Publication Peculiarities: Papers

I read a lot of papers. I also glance at many papers in journal contents pages and Google search results. From time to time I notice a paper that has an interesting title, author list, abstract, or some other notable feature. This post is the first in a series collecting such publication peculiarities. It concerns papers with striking features other than the title, author list, or abstract. The rules of the game are that I prefer examples from mathematics and related areas and that I must be able to provide a link to the article in question.

If you know of other good examples, please add them in the comments box at the end of this post.

The Letter W

The paper

Brian Hayes, Why W?, American Scientist 93, 104-108, 2005,

which is about the Lambert W function, has the remarkable feature that every sentence contains at least one instance of the letter “w” (as the author admits in the final section). There does not appear to be a word for the result of this constrained writing, but it is a kind of opposite of a lipogram: a text in which a certain letter is avoided entirely.

A Computer Program

Charles Lindsey was a Senior Lecturer in the Department of Computer Science at the University of Manchester and was one of the designers of the language Algol 68. I took a course on programming languages from him when I was a student. His paper

Charles H. Lindsey, ALGOL 68 with fewer tears, Comput. J. 15 (2), 176-188, 1972

is a syntactically valid Algol 68 program. Nowadays we would call this literate programming!

Latin

The paper

Clifford Truesdell, Solutio Generalis et Accurata Problematum Quamplurimorum de Motu Corporum Elasticorum incomprimibilium in Deformationibus valde Magnis, Arch. Rational Mech. Anal. 11, 106-113, 1962

has been described by Ball and James (in The Scientific Life and Influence of Clifford Ambrose Truesdell III) as “perhaps the only serious scientific paper published in Latin in the 20th century”.

Shortest Paper

A contender for shortest paper is

L. J. Lander and T. R. Parkin, Counterexample to Euler’s Conjecture on Sums of Like Powers, Bull. Amer. Math. Soc. 72, 1079, 1966,

which consists of just two sentences. However, brevity is taken to extremes in the next paper, for which writer’s block led to an empty body:

Dennis Upper, The Unsuccessful Self-Treatment of a Case of “Writer’s Block”, Journal of Applied Behavior Analysis 7, 497, 1974.

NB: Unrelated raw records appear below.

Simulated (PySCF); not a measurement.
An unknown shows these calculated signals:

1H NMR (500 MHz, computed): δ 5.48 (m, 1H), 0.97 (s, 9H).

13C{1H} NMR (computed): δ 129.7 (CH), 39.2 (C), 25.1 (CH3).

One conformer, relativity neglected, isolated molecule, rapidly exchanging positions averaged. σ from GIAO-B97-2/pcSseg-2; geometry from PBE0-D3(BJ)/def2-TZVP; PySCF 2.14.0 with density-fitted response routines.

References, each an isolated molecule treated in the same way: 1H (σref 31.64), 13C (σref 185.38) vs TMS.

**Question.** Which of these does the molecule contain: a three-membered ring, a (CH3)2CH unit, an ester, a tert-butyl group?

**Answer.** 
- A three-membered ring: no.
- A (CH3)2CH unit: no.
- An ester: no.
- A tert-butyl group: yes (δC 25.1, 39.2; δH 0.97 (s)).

This experiment has been successfully replicated:

Geoffrey Molloy, The Unsuccessful Self-Treatment of a Case of “Writer’s Block”: A Replication, Perceptual and Motor Skills 57, 566, 1983,

Robert Didden, Jeff Sigafoos, Mark O’Reilly, Giulio Lancioni and Peter Sturmey, A Multisite Cross-Cultural Replication of Upper’s (1974) Unsuccessful Self-Treatment of Writer’s Block, J. Appl. Behav. Anal. 40, 773, 2007.

Order of Authors

Most fields have conventions about the order in which author names appear. The authors of the paper

M. P. Hassell and R. M. May, Aggregation of Predators and Insect Parasites and its Effect on Stability, Journal of Animal Ecology 43, 567-594, 1974

state that “The order of authorship was determined from a twenty-five-game croquet series held at Imperial College Field Station during summer 1973.”

First Word

The first word of the first article in the journal Nature was, appropriately, “Nature”:

T. H. Huxley, Nature: Aphorims by Goethe, Nature 1(1), 9-11, 1869.

Remnant

Occasionally, a paper contains something the authors meant to remove before publication. The originally published version of the paper

Zachary W. Culumber, Christian E. Bautista-Hernández, Scott Monks, Lenin Arias-Rodriguez and Michael Tobler, Variation in Melanism and Female Preference in Proximate but Ecologically Distinct Environments, Ethology 120, 1090-1100, 2014

contained the sentence

Although association preferences documented in our study theoretically could be a consequence of either mating or shoaling preferences in the different female groups investigated (should we cite the crappy Gabor paper here?),

Some time after the paper was published it was updated, with the parenthetical phrase replaced by “(Gabor 1999)”.